Phet colorado circuit construction kit

PART I - Current, Electrical Potential and Resistance

· Download the following file, to your desktop by:

· right-clicking on M3-Activity-1 : File attached

· selecting Save target as...

· saving the file to your computer where you can easily access it again

This file will be used within the lab simulation.

Start the simulation "Circuit Construction Kit (DC Only) " (if you haven't done so already) by clicking on the image below. : http://phet.colorado.edu/sims/circuit-construction-kit/circuit-construction-kit-dc_en.jnlp

The simulation has a set of controls on the right hand side of the screen. These are divided vertically into different areas. Make the selections indicated.

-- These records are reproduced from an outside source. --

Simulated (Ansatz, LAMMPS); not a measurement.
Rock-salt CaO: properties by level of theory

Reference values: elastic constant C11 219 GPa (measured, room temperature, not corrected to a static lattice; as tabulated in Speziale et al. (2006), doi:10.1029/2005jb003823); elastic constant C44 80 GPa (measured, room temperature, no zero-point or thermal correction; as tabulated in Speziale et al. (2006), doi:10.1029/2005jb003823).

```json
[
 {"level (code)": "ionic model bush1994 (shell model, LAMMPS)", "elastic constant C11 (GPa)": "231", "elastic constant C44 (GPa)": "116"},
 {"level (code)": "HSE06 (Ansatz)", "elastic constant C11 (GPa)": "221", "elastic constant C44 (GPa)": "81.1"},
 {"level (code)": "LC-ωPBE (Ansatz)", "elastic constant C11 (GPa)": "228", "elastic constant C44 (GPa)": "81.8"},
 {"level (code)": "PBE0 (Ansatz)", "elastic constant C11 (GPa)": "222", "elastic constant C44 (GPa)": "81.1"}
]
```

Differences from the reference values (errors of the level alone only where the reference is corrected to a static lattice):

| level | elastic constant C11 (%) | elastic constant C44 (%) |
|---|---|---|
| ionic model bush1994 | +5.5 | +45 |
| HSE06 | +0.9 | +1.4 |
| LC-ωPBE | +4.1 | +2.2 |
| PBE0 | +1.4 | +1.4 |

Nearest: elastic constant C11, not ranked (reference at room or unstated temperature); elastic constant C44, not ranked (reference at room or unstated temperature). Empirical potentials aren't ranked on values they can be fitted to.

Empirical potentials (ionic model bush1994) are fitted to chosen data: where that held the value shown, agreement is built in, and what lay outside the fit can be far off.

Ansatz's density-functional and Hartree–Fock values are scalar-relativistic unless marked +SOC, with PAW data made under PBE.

· From "Circuit," select load.

· When prompted, upload the file M3-Activity-1.

· From "Visual," select "Life Like."

· From "Tools," select noncontact ammeter.

· Position the voltmeter and ammeter as shown in the image below.

http://phet.colorado.edu/sims/circuit-construction-kit/circuit-construction-kit-dc_en.jnlp

Image retrieved from the PHET “Circuit Construction Kit (DC Only)” simulation.

Inside your notebook, draw a graph with potential (V) on the vertical axis and current (I) on the horizontal axis. Use Ohm's Law to make a numerical prediction of the shape that this graph will take. The default values are 9.0 V for the battery, and 10.0 Ohms for the resistor, but you will want to right click on both components to verify this. Plot at least 5 prediction points, and sketch in the graph in your notebook. Now use the Circuit Construction Kit to measure the relationship between battery potential and current.

· Leave the resistor value constant.

· Record the battery voltage and the resulting current in the circuit for the default values.

· Right click on the battery, and change the voltage.

· Click on the "Run" arrow to start the simulation.

· Record the new values of potential and current.

· Take at least 5 data points.

How does the graph produced through your simulation data compare to the predicted graph in your notebook? Continue your investigation. Can you find any factors that might explain any discrepancies? Try turning on the voltmeter and measuring the battery terminal voltage as shown below. Does the battery terminal voltage match the voltage you set using the simulation controls?

Describe in detail any changes that need to be made to the procedure in order to make the predicted graph, so that it will reflect results of the simulation. Use your revised procedure, and place both graphs in your lab report. Be sure to provide a discussion of the differences between a real source of EMF V.S. and an ideal source of EMF.

Part II - Kirchhoff's Rules for Current and Potential

Your basic mathematical tools for analyzing a circuit are Ohm's Law, and Kirchoff's loop rule for potentials and junction rule for currents. We are going to use this activity to gain confidence in the accuracy of these latter two rules, and also to give you some practice in applying these rules.

· Download the following file, to your desktop by:

· right-clicking on M3-Activity-2 : File attached

· selecting Save target as...

· saving the file to your computer where you can easily access it again

· Load the circuit file M3-Activity2 (as you did for M3-Activity1 in Part I).

· Activate the voltmeter.

When the simulation starts, the switch in the circuit is open. There is no conductive path, so the far right left branch of the circuit is not active. Initially, we will only concern ourselves with the portion of the circuit containing batteries and the middle branch.

The loop rule states that the sum of changes in voltage around any closed path in a circuit is zero. In this activity, you are going to use the voltmeter to follow a closed path in the circuit provided. You will record the change in voltage across every component, and then take the sum of these changes.

· Draw the circuit in your laboratory notebook.

· Draw arrows to indicate a sense of direction through the circuit.

· Traverse the loop of the circuit with the voltmeter, measuring the change in potential across each component.